Bernard-Henri Levy: the US misjudged the “Old Lion of Kurdistan”

“I can’t help but think of all the small men who, right up to the last minute, speculated from their desks in embassies and foreign offices that [he] would agree” to delay the independence referendum.

Listening to Kurdish President Masoud Barzani, “I can’t help but think of all the small men who, right up to the last minute, speculated from their desks in embassies and foreign offices that [he] would agree” to delay the independence referendum.

So writes the distinguished French philosopher, Bernard-Henri Levy, in Tablet magazine about his recent interview with the Kurdish President, which was conducted during Levy’s recent visit to the Kurdistan Region to observe the independence referendum.

“I’ve been fighting for half a century,” Barzani told Levy. “With my people, I have been through mass killings, deportations, gassings. I remember times when we thought we were done for, headed for extermination.”

In believing that Barzani would agree to postpone the referendum at US insistence, Washington failed to “take into account the invincible pride of the old lion of Kurdistan,” Levy writes.

The deal that the US proposed a mere five days before the referendum, carried to Erbil by Special Presidential Envoy for the Global Coalition to Counter ISIS, Brett McGurk, reflected “no understanding of the core idea that haunts [Barzani], an idea that gives meaning, not only to his own life, but to his people’s destiny.”

Levy, a long-time advocate for smaller nations whose aspirations major powers often find inconvenient, understands such passions. In the 1990s, he worked vigorously on behalf of Bosnian Muslims, receiving a medal from Bosnia's president Alija Izetbegovic after the one-time Yugoslav territory became an independent country.

Levy’s perspective is strongly influenced by his Judaism and the millennial-long suffering of the Jews in exile until 1948 when Israel declared its independence, the same year in which Levy was born in French Algeria.

Levy asked Barzani if he was worried about the various threats coming from the Kurdistan Region's neighbors.

The Kurdish President appeared unfazed. “The ramping up [of their threats] has just begun. And I hope with all my heart that they won’t carry it through,” he told the French philosopher.

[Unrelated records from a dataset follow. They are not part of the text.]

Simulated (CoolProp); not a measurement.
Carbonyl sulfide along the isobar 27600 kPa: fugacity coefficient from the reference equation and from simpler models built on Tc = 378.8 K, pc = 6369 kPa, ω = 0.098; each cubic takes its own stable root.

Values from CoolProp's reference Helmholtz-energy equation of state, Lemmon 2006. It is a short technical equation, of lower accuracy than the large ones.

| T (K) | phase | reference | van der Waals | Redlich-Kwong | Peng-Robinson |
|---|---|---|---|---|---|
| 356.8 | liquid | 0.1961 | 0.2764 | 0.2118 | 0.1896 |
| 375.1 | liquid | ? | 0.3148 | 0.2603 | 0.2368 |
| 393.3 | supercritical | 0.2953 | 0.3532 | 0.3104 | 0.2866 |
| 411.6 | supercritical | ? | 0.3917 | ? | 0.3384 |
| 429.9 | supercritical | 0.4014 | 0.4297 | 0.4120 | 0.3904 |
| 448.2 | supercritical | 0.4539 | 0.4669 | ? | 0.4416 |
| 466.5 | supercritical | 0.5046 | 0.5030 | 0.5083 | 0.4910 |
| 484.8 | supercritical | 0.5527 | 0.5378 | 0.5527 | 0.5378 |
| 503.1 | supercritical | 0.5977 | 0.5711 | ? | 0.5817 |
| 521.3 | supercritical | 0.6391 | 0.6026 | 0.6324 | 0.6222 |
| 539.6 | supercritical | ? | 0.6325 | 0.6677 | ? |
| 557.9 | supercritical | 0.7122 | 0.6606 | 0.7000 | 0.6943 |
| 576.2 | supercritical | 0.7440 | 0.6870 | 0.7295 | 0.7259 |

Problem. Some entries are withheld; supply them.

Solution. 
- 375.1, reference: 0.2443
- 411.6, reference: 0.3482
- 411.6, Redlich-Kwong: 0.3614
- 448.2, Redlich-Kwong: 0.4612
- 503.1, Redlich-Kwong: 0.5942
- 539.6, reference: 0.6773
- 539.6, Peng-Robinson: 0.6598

But if they do, “We’ve seen others like them. We’ve been tortured, gunned down, displaced,” Barzani explained.

“Burned into the memory of every one of us is first-hand knowledge of the worst that man can do to man,” he said. “Suppose our neighbors follow through on their threats, will the international community stand by and watch us be strangled?”

“Will they just take in the show, as they did when we were gassed?”

“Throughout this conversation,” Levy writes, “I sense Barzani’s determination to counter with unshakeable calm the feverishness of the Baghdad-Ankara-Tehran trio.”

However, as Barzani emphasized, “We seek negotiation and dialogue. We are ready to repeat, over and over, that the independence we seek is for the Kurds of Iraq.”

“We have no intention of getting involved in the affairs of neighboring countries.”

President Barzani revealed to Levy, “I emphasized this to President [Emmanuel] Macron, when he called me last week upon his return from New York. He was amicable. He understood.”

Levy responded that he knew Macron “had offered France’s services as a mediator” and was prepared to invite both the Kurdish President and Iraqi Prime Minister to Paris for discussions. Barzani expressed his ready willingness to participate in such talks.

Levy earlier directed a documentary film “Peshmerga,” which was honored with a special screening at the Cannes film festival in 2016. The film depicts men and women who strive for an “enlightened,” tolerant Islam, he said.

Writing in the Wall Street Journal in September 2015, Levy predicted the eventual defeat of the Islamic State (IS.) He had just returned from filming on the front lines with the Peshmerga and explained that the Kurdish fighters were far more strongly motivated than the IS militants.

“Fewer [IS fighters] than many think are able to say convincingly why they fight, whereas the Kurds are defending their land and an idea, the dream of a country of their own and a model of society that is unique in the region,” Levy wrote.

IS “will be defeated, because they are facing an increasingly professional army composed, exceptionally, of men and women of all ages and circumstances, many of whom left behind successful civilian lives.”

While in Erbil for the independence referendum, Levy spoke with Kurdistan 24, “This is not just the birth of a nation, but of a democratic nation,” he proclaimed.

He criticized the international response to the referendum, saying, “The international community has been blackmailed by the Islamist Republic of Iran, the Islamist regime of Erdogan, and by the failed state of Iraq.”

“But deep down in their hearts, most of the democracies in the world are on the side of the Kurds,” the French philosopher affirmed. “They know you are right and on the right side of history.”